I had a rough evening yesterday, and it has been a very long night. It is now a little after 4 in the morning. I have been laying awake since 3, and my alarm will be going off at 5 telling me it is time to get ready for another day of work.

Last night I had to take my dog of 10 years (we rescued her from a puppy mill when she was 4) to the vet and have her put down. She had severe congestive heart failure, and her lungs were so full of fluid that she was bearly taking in any oxygen. I know this was the best thing we could do for her and she is better off, but it doesn't mean that it hurts any less.

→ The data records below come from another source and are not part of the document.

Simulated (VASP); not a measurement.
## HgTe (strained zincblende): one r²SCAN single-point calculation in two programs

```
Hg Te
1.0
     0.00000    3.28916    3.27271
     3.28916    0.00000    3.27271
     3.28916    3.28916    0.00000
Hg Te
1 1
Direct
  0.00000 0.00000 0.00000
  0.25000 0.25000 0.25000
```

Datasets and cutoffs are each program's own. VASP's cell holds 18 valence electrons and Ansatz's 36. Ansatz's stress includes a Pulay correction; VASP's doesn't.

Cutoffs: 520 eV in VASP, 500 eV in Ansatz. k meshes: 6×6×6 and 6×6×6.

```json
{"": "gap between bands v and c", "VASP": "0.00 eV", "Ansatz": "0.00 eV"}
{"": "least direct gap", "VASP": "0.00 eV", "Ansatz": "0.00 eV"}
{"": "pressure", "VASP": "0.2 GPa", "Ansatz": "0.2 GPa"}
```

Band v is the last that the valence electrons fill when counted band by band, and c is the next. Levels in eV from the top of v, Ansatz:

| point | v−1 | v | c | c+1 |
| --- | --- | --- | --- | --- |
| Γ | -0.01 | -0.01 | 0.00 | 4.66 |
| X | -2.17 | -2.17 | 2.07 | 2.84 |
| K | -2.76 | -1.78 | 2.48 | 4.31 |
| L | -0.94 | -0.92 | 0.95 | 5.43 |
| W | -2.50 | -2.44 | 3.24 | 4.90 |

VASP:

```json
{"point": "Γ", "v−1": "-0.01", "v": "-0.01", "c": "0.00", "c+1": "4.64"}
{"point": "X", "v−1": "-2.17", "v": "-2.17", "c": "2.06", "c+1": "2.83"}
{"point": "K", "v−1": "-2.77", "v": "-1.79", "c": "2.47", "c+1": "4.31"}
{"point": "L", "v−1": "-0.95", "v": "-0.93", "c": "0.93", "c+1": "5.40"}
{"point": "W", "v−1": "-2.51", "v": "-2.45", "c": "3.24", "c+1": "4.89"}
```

I know there are a lot of people who will never understand the emotional attachment one can develop for a beloved pet, and for those people I feel sorry. Dixie was always there for everyone in my family. She showed us all unconditional love, but she was undeniably my dog. She followed me everywhere I went, and she was so protective of me.

I remember one time when we were fishing along the bank of a pond in my parents' backyard, I caught a fish. I hollered for my husband to come take the fish off the hook because the last time I had tried, I just about caught the hook in my thumb. He was on the other side and I was calling to him to hurry up. Well, Dixie must of thought I was being attacked by this monster 6 inch fish because she tried to pounce on it and attack it. (She was a cocker spaniel so that was about as threatening as she got.) Since then, I have not been able to take her fishing with me because everytime I reeled in my line, whether there was anything on it or not, she would try to attack it. At the rate she was going, I was afraid I was going to land an 18 pound Dixie.

I know this entry has nothing to do with food, exercise, or weight loss, but I just needed to share my feelings. Thanks for listening.

09 January 2009

05 January 2009

I am taking a few minutes this morning to make sure I get at least one journal entry this week for the Refocus Bootcamp Challenge. Journalling is one of the areas I don't do alot of. I keep up with my food in the food journal pretty well. Since the start of this challenge, I have made a point of recording everything that I eat.

So far, I have been very pleased with my food choices. I can't say for sure that I am 100% refined sugar free, but I am checking food labels, and am amazed at the number of items that list sugar as an ingredient. I am trying to incorporate fruit into every meal. This seems to help curb my sweet tooth somewhat. I was very tempted Friday (Day One) to eat a sweet treat when one of my coworkers offered me part of her chocolate bar, and another offered me a cookie.

I go back to work today, and the students will be there. Christmas break is officially over. The will power wrestling match starts again today. There are so many temptations at school. I have made a good start today though. I have made my lunch, and I have already recorded it in my food journal. I am taking a large container of water with me to drink during the day. I know that the hardest times of the day for me will be right before lunch when the kids are at their specials and after the kids are dismissed at the end of the day.

I have gotten in an hour of exercise a day for the past two days. I may not get any exercise in today though. This evening I have to go to the funeral home to attend a visitation. One of my friends lost her father. She flew in from Montana (to Georgia) to attend the funeral, and I am going to spend some time with her this evening. I will have to make sure I fit in exercise time tomorrow to stay on track with the challenge.